BNO yearbook '25-'26
Introduction
Undercurrents — Dd Yearbook ’25–’26
The Dd Yearbook (published by BNO, Association of Dutch Designers) reflects on the past year while looking ahead to the future of Dutch design. Under the theme Undercurrents, it highlights hopeful counter-movements within the field responses to urgent societal challenges around sustainability, technology and collective life.
Beneath the surface of society, tensions build. Frustrations and fears often remain unspoken, quietly solidifying into polarising forces. Designers can help surface, redirect or question these undercurrents. Their interventions are never neutral they can connect confront or disrupt.
Concept
Across the Netherlands, small acts of resistance appear in public space: stickers on lamp posts, traffic lights and street signs. Anonymous. Direct. Immediate. Signals of something stirring beneath the surface.Inspired by this guerrilla language, we designed the cover to reject a fixed image. Instead, the yearbook appears as a blank, tactile canvas accompanied by a sheet of stickers.
No fixed image. No fixed message. Only one sentence: All we need is … DRAMA. GRIT. LOVE. POWER. CASH. JOY. LOOKS. YOU. TIME. And, of course, BNO (Association of Dutch Designers) .
Readers are challenged to compose their own cover. Through selecting, positioning and combining words, each copy becomes a personal statement — a visible undercurrent shaped by imagination and soft power.
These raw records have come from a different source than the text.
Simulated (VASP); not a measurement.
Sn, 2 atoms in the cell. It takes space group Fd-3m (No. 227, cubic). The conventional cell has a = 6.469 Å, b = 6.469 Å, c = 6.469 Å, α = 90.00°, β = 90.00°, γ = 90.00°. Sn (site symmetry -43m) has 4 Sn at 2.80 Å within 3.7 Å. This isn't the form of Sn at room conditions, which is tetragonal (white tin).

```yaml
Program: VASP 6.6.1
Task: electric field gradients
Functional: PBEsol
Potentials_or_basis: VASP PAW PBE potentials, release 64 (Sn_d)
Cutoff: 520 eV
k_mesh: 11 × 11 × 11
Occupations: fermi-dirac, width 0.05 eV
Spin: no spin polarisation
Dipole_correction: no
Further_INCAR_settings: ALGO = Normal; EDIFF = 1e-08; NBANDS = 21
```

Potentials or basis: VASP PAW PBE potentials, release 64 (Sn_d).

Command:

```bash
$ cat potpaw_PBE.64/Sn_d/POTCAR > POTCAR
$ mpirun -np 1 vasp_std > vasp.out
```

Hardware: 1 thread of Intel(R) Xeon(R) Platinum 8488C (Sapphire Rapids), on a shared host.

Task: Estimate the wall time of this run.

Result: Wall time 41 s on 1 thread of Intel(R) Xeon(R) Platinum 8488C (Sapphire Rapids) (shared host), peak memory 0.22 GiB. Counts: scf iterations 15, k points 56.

The Dutch Designers Yearbook no longer presents a singular narrative; it becomes an act of self-expression.
Relevance
Freedom of expression and the right to voice one’s own perspective are core values of our studio. Through our concepts and designs, we aim to create space for others to speak up – to make their thoughts visible and tangible.
For us, design is not only about form, but about invitation: encouraging people to express themselves.
By relinquishing control over the final image, the cover embodies this belief. It does not illustrate undercurrents but activates them.
Impact
Readers and BNO members shared their customised covers across social media, turning the yearbook into a distributed, collective expression. A modest intervention — a sticker on a blank surface — creates a tangible ripple of visibility, dialogue and connection.